Segmenters for Chinese, Thai and Japanese languages

Unlike in the Western languages, texts in the East Asian languages Chinese, Thai and Japanese may not have spaces between words in a phrase. Thus, when indexing documents in these languages, a search engine needs to know how to split phrases into separate words, and also needs to know the word boundaries when running a search query. mnoGoSearch can find Asian word boundaries with help of so called segmenters.

Japanese phrase segmenter

mnoGoSearch can use ChaSen and MeCab Japanese morphological systems to break phrases into words.

To build mnoGoSearch with Japanese phrase segmenting, use either --with-chasen or --with-mecab command line switches when running configure.

Chinese phrase segmenter

mnoGoSearch uses frequency dictionaries for Chinese phrase segmenting. Segmenting is implemented using the dynamic programming method to maximize the cumulative frequency of the separate words produced from a phrase.

mnoGoSearch distribution includes two Chinese dictionaries: mandarin.freq - a Simplified Chinese dictionary and TraditionalChinese.freq - a Traditional Chinese dictionary.

Note: When building mnoGoSearch from sources for use with Chinese language, don't forget to add --with-extra-charsets=big5,gb2312 when running configure.

Use the LoadChineseList command to enable Chinese phrase segmenting, with this format:

LoadChineseList [charset filename]
You can optionally specify the character set name and the file name of a dictionary.
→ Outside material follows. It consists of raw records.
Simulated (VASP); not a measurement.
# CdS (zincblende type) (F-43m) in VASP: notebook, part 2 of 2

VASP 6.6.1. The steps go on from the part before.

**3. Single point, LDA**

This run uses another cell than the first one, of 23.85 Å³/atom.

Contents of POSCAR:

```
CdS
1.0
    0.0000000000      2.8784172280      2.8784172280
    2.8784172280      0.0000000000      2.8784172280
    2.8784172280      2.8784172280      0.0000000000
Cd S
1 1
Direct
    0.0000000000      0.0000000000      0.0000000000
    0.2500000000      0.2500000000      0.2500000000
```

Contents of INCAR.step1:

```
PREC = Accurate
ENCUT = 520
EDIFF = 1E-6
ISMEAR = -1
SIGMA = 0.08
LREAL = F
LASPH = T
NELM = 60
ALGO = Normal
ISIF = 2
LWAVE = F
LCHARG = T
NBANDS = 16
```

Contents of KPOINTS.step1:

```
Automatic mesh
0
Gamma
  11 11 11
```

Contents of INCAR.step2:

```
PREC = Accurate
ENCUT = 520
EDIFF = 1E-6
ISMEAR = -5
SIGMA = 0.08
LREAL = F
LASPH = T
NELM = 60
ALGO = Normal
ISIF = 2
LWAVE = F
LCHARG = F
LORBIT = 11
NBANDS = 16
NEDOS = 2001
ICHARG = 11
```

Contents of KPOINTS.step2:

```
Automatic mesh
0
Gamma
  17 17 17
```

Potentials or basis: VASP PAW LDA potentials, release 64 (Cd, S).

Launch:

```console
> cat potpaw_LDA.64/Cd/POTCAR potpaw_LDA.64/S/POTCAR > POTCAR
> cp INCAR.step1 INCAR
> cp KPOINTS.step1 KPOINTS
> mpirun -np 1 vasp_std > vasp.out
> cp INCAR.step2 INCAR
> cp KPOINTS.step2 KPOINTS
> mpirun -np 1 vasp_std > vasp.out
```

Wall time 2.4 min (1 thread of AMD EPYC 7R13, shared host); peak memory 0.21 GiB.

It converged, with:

Note: LoadChineseList will load the dictionary for Simplified Chinese by default, that is using the GB2312 character set set and the file mandarin.freq. Anyway, you may find it convenient to specify the default values explicitly:

LoadChineseList gb2312 mandarin.freq

To enable Traditional Chinese segmenting, use this command:

LoadChineseList big5 TraditionalChinese.freq

Thai phrase segmenter

Thai segmenting uses the same method with segmenting for Chinese, with help of a Thai frequency dictionary thai.freq, which is included into mnoGoSearch distribution.

Use the LoadThaiList to enable Thai phrase segmenting, with this format:

LoadThaiList [charset dictionaryfilename]

Note: The TIS-620 character set and the file thai.freq are used by default. That is if you use LoadThaiList without any arguments, it will be effectively the same to this command:

LoadThaiList tis-620 thai.freq

The CJK phrase segmenter

Starting from the version 3.3.8, mnoGoSearch also supports a special universal segmenter which is suitable for Japanese, Tradtitional Chinese and Simplied Chinese. The universal CJK segmenter does not use dictionaries and does not require external libraries.

You can enable the CJK segmenter by adding this command into both indexer.conf and search.htm:

Segmenter cjk

The CJK segmenter considers all ideogram characters from the Unicode blocks CJK Ideographs Extension A (U+3400 - U+4DB5) and CJK Ideographs (U+4E00 - U+9FA5) as separate words. When indexing a document using the CJK segmenter, mnoGoSearch stores information about every ideogram character separately.

At search time, the search query you type is preprocessed by the CJK sementer and some delimiters are inserted between the ideograms.

If you pass the m=phrase query string parameter to search.cgi (which means exact phrase search), the CJK segmenter uses the dash character as a delimiter, and the space character otherwise (that is in case of all words and any of the words search modes).

Imagine you type the query ``ABCD'', where A, B, C, D are some ideographic characters. In case when the exact phrase search mode is not active, your query will be preprocessed by the CJK segmenter to ``A B C D'' and the four individual "words" will be searched. Note, that mnoGoSearch ranks the documents will smaller distance between the query words higher than the documents having the same words in different parts of the document, so if you have some documents the exact phrase ABCD, it is very likely that they will be displayed in the top 10 results.

Note: You can try different values for the WordDistanceWeight command to see how distances between the query words in the found documents affect their final score.

Now imagine you type the same query ``ABCD'' with the exact phrase search mode enabled. The query will be preprocessed by the CJK segmenter to ``A-B-C-D''. The dash character forces automatic phrase search (see the Section called Phrase search in Chapter 10 for details on automatic phrase search), so as a result only those documents with exact phrase match will be found.

Note: You can also use the ordinary mnoGoSearch query syntax with quotes to enable phrase searches without having to pass the m=all query string variable (exact phrase search mode) . For example, if you type ``"AB" "CD"'', then the documents having the ideogram A immediately followed by the ideogram B, and at the same time, the ideogram C immediately followed by the ideogram D will be found. The mutual positions of the phrases AB and CD will not affect the result set, and will affect only the result ordering.

Although, the CJK phrase segmenter is not aware of the real word boundaries, tests made by the native speakers indicated that in many cases it works even better and more predictable than the Mecab-based, Chasen-based, and the frequency-based segmenters.